Adam Buxton: Kernel Panic
Maximum stupidity and joyous silliness from tech-heavy video show
This article is from 2013.
The title 'Kernel Panic' is derived from the technical term when everything with your computer goes pear shaped. It's the one thing that certainly doesn't happen in Buxton's show – apart from the obligatory 'oh no the MacBook's crashed gag'. But then The List were in on the final night of his four-night run at the Fringe, so there had been plenty of time to smooth out any technical wrinkles, and besides Buxton's been tinkering with the internet since it was in its infancy and is so teched-up, rumour has it he has a bionic arm.
'Kernel Panic' is of the same ilk as the material that he has been regularly showcasing at his Bug shows at the BFI in London over the last six years. There may be grey in the beard these days but the joyous silliness of his Adam and Joe days is still very much in evidence as we take a intrusive trawl through Buxton's My Documents. There's plenty to see and probably many gags that you miss first time around.

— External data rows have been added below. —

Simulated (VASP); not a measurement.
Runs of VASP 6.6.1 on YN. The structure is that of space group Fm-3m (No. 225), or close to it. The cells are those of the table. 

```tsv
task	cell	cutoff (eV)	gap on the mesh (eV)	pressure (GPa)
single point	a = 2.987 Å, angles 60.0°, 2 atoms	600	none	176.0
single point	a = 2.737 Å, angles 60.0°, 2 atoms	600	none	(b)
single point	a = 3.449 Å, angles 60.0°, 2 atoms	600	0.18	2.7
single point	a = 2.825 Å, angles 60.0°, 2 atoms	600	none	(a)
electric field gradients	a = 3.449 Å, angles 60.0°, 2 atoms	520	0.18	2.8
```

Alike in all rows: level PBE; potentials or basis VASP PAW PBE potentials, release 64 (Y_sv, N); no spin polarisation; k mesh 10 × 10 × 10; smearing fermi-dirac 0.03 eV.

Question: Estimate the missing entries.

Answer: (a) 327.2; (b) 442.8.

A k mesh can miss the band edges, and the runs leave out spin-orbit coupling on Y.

A great deal of the material is derived from Buxton's doctoring for maximum stupidity of things he's found on the internet as well as adding a few films of his own. There are songs inspired by bald men and a whole tribute to David Bowie which at last pokes fun at the bizarre, rather Bo-selector -esque, 'Where Are We Now?' video. It's surprising how funny you can make something by simply pulling a face or dancing daftly.
In addition a chunk of the material derives laughs from the kind of bozo comments people leave on YouTube in response to films – there's a brilliant and rather simplistic explanation of the racial demographic of the whole of the African continent for example. For many of these there's really little else for Buxton to do once he's sourced them and edited them than to put on a silly voice to express them.
Nothing escapes Buxton's fiddling, there's even some visuals to go with Assembly's compulsory top of show announcement and the old TV test card has been doctored too.
Plus, there's a glimpse of the next Buxton generation as he's roped in his kids to help out in a couple of the skits. How long before they're doing there own Fringe show, Macs in hand?